AGM and Interim management statement

Wednesday, 28 April 2010

Rolls-Royce Group plc is today hosting its 2010 Annual General Meeting at the Queen Elizabeth II Centre in London.

Sir John Rose, Chief Executive, will make a presentation to shareholders reflecting the content of the following Interim Management Statement:

Current trading

“Whilst we are seeing signs of stabilisation and modest improvement in some parts of the global economy, to which our businesses are exposed, the overall environment remains challenging.  Additional pressure has been placed on some of our customers by the recent disruption to the European aviation industry as a result of volcanic eruptions in Iceland. 

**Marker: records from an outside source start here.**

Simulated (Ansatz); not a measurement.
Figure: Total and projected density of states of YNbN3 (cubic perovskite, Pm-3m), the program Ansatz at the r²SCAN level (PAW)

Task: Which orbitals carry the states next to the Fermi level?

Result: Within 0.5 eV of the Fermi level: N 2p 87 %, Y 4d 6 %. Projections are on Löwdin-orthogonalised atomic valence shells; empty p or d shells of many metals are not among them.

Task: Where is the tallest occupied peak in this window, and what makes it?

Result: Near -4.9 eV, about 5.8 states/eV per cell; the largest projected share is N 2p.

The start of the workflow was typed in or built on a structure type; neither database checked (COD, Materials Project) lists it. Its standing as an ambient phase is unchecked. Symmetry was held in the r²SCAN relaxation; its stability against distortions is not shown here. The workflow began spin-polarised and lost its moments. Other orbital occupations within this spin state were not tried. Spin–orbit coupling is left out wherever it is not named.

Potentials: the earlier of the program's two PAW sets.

“Trading performance in the year to date has been consistent with our expectations and our current view of the full year performance remains in line with that at the time of our preliminary results in February 2010.  The Group’s balance sheet is robust and its financial position and credit rating remain strong. Average net cash balances in the first quarter of 2010 were similar to those in 2009.
 
“As a result, we continue to expect underlying revenue, underlying profits and average net cash balances to be broadly similar to those achieved in 2009 despite a modest cash outflow in 2010”.

The Group will report its interim results for the six month period ending 30 June 2010 on 29 July 2010.

A consistent strategy

“I am pleased with the progress that Rolls-Royce has made over the last few years.  The disciplined application of our mission critical power systems strategy over more than two decades has made our business more broadly based, better balanced and as a consequence more resilient.

“We have maintained our focus and continued to invest in technology, product and infrastructure, making further strong progress in 2009 in all of these areas.  It is pleasing that we have recently completed the acquisition of ODIM ASA, for an outlay of £150m, expanding the capabilities of our Marine business and further reinforcing our strong position in the offshore oil and gas sector.

“We have continued to extend our international footprint by investing in operational capabilities and extending our supply chain.  New facilities in the USA, Singapore, Germany and the UK will progressively come into operation over the next few years, adding capacity to support volume growth, as well as supporting our key initiatives on cost reduction and productivity improvements.

“Today the portfolio is better balanced in terms of geographical spread, the range of our businesses and the proportion of revenue generated by services. The combination of the high technological content of our products and services, our ability to integrate technologies into complex power systems and our understanding of our customers’ requirements has created significant barriers to entry and new opportunities for long-term growth.

“The strong market positions we have built are reflected in our record order book, the significant number of new programmes that will come to market over the next few years and the Group’s growing installed base of products.  These underpin our long-term growth and give us confidence that our revenues can double over the next decade”.